A lot of the mobile apps we create provide an optimized interface on top of raw data retrieved from a distant service.

When that service is constructed with frontends like mobile apps in mind, it’s generally mindful of giving you a nice API so that your implementation can take into account the limitations of the device you are running on (intermittent/slow Internet access, limited screen space, unwillingness of the user to type).

However, it may also be the case that your application is trying to exploit data upon which you have no control: no choice on the format the data is exposed and no friendly medium existing to access them.

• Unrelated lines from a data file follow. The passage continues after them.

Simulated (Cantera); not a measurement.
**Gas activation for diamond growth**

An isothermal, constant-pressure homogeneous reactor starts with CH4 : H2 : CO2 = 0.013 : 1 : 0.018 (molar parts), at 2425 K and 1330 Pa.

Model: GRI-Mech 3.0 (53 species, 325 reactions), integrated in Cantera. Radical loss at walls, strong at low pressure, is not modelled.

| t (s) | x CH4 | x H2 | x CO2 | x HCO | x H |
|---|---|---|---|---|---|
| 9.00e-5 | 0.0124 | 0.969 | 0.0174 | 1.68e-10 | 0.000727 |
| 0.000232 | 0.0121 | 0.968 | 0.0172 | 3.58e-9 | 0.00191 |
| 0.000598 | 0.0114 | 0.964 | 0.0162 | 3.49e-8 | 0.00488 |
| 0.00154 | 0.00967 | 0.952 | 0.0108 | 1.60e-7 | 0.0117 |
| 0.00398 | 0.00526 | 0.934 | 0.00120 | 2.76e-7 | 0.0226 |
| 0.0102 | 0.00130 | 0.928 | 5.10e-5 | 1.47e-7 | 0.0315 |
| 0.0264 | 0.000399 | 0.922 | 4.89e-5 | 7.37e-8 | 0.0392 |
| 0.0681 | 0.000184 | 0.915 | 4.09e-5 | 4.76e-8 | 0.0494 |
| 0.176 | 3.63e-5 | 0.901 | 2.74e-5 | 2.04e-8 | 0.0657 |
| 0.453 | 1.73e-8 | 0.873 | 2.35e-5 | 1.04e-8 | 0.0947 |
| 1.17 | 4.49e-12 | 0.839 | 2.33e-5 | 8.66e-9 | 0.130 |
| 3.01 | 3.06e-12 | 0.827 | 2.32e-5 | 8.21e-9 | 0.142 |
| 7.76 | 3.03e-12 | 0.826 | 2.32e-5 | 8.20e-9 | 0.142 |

This is usually when we enter the field of Web scraping which tries to extract data from human-readable content (like websites) and turn them in machine-readable structures.

Recently in Moyeu, I implemented support for user to visualize their Hubway rental history. For those who don’t know Hubway, it’s the bike sharing system that is in place in the Boston and Cambridge areas.

The company that operates Hubway only provides a website to get this information with its own custom authentication scheme. Below is a screenshot of how it looks like:

To obtain this data in a usable form for my mobile app there were two challenges: emulating Hubway’s authentification workflow and extracting the individual cell content from the raw HTML.

Authentication

The workflow to access your rental history is roughly as follow:

  1. Try to access https://thehubway.com/rentals
  2. If your cookies contain a valid authentication token, show rentals
  3. If not, issue a 302 redirect to https://thehubway/login
  4. User types its credentials and validate
  5. If login is successful, another 302 is generated to redirect user to their member page
  6. Go back to 1

The fact that some of these steps involves network calls and that there are multiple points of failures doesn’t make this an easy task.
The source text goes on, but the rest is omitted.